Evo-Data: Tracking the evolution of data using historic datasets
Historic datasets offer a wealth of information that can help us understand how data changes and evolves over time, and we offer an easier way of making initial explorations of those often messy datasets.
Team membersAna Hibert, Elaine Farrow, Alexia Revueltas, David McClure, Sarah Austin
Members roles and background
Ana Hibert - Doctoral student in Education, focusing on learning analytics for English as a second language. Has an MSc in Education Research, is a Teacher in Higher Education and also has Degree in Literature.
Elaine Farrow - Doctoral student in Data Science, focusing on learning analytics. She has a MSc in Data Science, and has been a teacher for Higher Education.
Alexia Revueltas - Doctoral student in Learning Sciences, focusing on early years engagement with science learning. Has an MSc in Cognitive Neuropsychology, a degree in Psychology and has worked with facial expressions of emotions and teaching robotics to children.
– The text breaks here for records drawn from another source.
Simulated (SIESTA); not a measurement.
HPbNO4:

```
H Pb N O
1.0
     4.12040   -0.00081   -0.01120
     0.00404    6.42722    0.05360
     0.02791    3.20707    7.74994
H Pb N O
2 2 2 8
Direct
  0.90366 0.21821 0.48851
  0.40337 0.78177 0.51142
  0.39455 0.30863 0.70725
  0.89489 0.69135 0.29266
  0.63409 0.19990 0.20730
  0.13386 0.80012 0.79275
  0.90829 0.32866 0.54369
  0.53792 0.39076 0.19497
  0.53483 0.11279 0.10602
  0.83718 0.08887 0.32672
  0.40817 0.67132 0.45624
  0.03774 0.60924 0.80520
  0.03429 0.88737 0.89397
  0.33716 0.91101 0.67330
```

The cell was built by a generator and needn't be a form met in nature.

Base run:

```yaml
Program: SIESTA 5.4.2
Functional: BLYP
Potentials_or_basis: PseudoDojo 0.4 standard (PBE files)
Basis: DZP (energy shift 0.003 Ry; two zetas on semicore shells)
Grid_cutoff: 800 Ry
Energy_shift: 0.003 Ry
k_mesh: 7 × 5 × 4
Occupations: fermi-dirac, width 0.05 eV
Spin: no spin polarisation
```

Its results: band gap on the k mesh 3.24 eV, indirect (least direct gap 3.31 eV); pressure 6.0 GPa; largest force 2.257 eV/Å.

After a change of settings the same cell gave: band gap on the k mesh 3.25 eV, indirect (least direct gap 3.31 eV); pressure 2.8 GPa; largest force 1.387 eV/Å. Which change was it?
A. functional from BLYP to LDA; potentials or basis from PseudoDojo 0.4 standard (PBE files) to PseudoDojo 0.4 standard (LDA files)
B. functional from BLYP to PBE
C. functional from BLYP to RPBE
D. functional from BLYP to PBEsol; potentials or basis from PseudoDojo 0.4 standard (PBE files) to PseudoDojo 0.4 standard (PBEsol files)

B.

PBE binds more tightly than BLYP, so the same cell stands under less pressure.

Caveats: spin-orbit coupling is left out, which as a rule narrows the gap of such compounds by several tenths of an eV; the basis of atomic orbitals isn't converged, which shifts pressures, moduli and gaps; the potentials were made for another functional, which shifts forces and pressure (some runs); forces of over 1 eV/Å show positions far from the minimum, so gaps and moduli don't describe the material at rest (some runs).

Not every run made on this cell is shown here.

David McClure - Software Engineer for company that develops CAD software for Engineers. Degree in Computer Sciences.
Sarah Austin - Doctoral student in Education, focusing on refugee teachers's identity and professional development for them in refugee camps. Has a MSc in Education Leadership, degree in School Teaching and Literature.
An initial exploration approach for the data, from the lens of a researcher, that might offer us insights on datasets that could set the stage for deeper explorations.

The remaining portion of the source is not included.